As we’re wrapping up 2020, one last large review item for the year is Ampere’s long promised new Altra Arm server processor. This year has indeed been the year where Arm servers have had a breakthrough; Arm’s new Neoverse-N1 CPU core had been the IP designer’s first true dedicated server core, promising focused performance and efficiency for the datacentre.

Earlier in the year we had the chance to test out the first Neoverse-N1 silicon in the form of Amazon’s Graviton2 inside of AWS EC2 cloud compute offering. The Graviton2 seemed like a very impressive design, but was rather conservative in its goals, and it’s also a piece of hardware that the general public cannot access outside of Amazon’s own cloud services.

Ampere Computing, founded in 2017 by former Intel president Renée James, built upon initial IP and design talent of AppliedMicro’s X-Gene CPUs, and with Arm Holdings becoming an investor in 2019, is at this moment in time the sole “true” merchant silicon vendor designing and offering up Neoverse-N1 server designs.

To date, the company has had a few products out in the form of the eMAG chips, but with rather disappointing performance figures - understandable given that those were essentially legacy products based on the old X-Gene microarchitecture.

Ampere’s new Altra product line, on the other hand is the culmination of several years of work and close collaboration with Arm – and the company first “true” product which can be viewed as Ampere pedigree.

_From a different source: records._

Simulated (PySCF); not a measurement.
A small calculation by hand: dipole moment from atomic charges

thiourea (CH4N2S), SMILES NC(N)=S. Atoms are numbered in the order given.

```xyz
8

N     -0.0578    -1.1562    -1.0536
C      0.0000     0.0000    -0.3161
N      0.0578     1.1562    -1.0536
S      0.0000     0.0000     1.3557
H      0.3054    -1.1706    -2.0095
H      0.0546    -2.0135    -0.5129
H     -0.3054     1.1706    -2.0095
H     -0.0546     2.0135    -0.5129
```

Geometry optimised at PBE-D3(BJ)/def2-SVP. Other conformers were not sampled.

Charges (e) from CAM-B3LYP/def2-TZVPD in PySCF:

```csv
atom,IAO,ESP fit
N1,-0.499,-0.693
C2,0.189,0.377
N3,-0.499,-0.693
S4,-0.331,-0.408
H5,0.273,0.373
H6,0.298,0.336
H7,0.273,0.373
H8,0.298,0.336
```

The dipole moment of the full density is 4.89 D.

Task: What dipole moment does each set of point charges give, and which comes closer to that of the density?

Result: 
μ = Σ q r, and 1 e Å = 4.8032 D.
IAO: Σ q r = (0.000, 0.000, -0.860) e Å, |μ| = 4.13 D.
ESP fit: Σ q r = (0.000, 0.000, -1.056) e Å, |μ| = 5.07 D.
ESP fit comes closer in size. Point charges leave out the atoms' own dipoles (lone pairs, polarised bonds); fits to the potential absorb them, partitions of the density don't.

Today, with hardware in hand, we’re finally taking a look at the very first publicly available high-performance Neoverse based Arm server hardware, designed for nothing less than maximum achievable performance, aiming to battle the best designs from Intel and AMD.

Mount Jade Server with Altra Quicksilver

Ampere has supplied us with the company’s server reference design, dubbed “Mount Jade”, a 2-socket 2U rack unit sever. The server came supplied with two Altra Q80-33 processors, Ampere’s top-of-the-line SKU with each featuring 80 cores running at up to 3.3GHz, with TDP reaching up to 250W per socket.

The server was designed with close collaboration with Wiwynn for this dual socket, and with GIGABYTE for the single socket variant, as previously hinted by the two company’s announcements of leading hyperscale deployments of the Altra platforms. The Ampere-branded Mount Jade DVT reference motherboard comes in a typical server blue colour scheme and features 2 sockets with up to 16 DIMM slots per socket, reaching up to 4TB DRAM capacity per socket, although our review unit came equipped with 256GB per socket across 8 DIMMs to fully populate the chip’s 8-channel memory controllers.

This is also our first look at Ampere’s first-generation socket design. The company doesn’t really market any particular name to the socket, but it’s a massive LGA4926 socket with a pin-count in excess of any other commercial server socket from AMD or Intel. The holding mechanism is somewhat similar to that of AMD’s SP3 system, with a holding mechanism tensioned by a 5-point screw system.

The chip itself is absolutely humongous and amongst the current publicly available processors is the biggest in the industry, out-sizing AMD’s SP3 form-factor packaging, coming in at around 77 x 66.8mm – about the same length but considerably wider than AMD’s counterparts.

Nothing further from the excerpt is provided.